Reputation: 1375
I got the data from stdin
like
x
x
x y
x
x y z
...
and I want to create pandas DataFrame
based on that input
df = pd.read_csv(sys.stdin, sep='\t', header=None)
, but the problem here is that my data on third line has more values than the first one and I got
pandas.errors.ParserError: Error tokenizing data. C error: Expected 1 fields in line 3, saw 2
The questions is: How can I handle this error when I don't know the longest elements chain(separated by \t
).
Upvotes: 0
Views: 1291
Reputation: 30971
The whole task can be performed in a single instruction, without any counting of elements in each row.
I prepared such an example reading from a string, using io.StringIO:
df = pd.DataFrame([ ln.rstrip().split('\t') for ln in
io.StringIO(txt).readlines() ]).fillna('')
The list comprehension converts each source line into a list of fragments (between Tabs).
Then this list comprehension is the data parameter to pd.DataFrame and note that such a list of rows can contain rows of different length.
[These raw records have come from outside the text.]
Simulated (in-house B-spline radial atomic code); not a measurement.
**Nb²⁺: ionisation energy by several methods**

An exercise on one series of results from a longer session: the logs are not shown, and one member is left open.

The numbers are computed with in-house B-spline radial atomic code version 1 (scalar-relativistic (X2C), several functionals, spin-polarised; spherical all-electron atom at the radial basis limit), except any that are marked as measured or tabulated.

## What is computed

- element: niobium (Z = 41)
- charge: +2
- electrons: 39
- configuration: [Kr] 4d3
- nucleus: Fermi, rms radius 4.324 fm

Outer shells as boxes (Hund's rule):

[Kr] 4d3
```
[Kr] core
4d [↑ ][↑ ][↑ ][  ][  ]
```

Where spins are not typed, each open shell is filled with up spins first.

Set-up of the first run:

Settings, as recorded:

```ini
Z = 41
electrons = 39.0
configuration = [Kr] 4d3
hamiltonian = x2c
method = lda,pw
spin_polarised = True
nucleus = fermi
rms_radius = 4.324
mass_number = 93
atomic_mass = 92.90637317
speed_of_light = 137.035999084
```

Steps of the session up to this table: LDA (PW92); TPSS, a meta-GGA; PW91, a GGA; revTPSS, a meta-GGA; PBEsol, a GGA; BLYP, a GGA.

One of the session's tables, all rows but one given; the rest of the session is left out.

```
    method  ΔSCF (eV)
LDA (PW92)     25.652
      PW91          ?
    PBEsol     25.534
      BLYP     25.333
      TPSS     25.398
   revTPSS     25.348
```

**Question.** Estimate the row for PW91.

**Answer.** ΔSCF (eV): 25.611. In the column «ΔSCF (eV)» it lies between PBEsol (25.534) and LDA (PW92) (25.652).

I added also fillna('') to convert each NaN into an empty string (you are free to delete it if you wish).
To run the test, I defined the source variable as:
txt = '''x
x
x y
x
x y z
x
x y z v'''
end executed the above code, getting:
0 1 2 3
0 x
1 x
2 x y
3 x
4 x y z
5 x
6 x y z v
In the target version, replace reading from a string with reading from stdin.
Upvotes: 1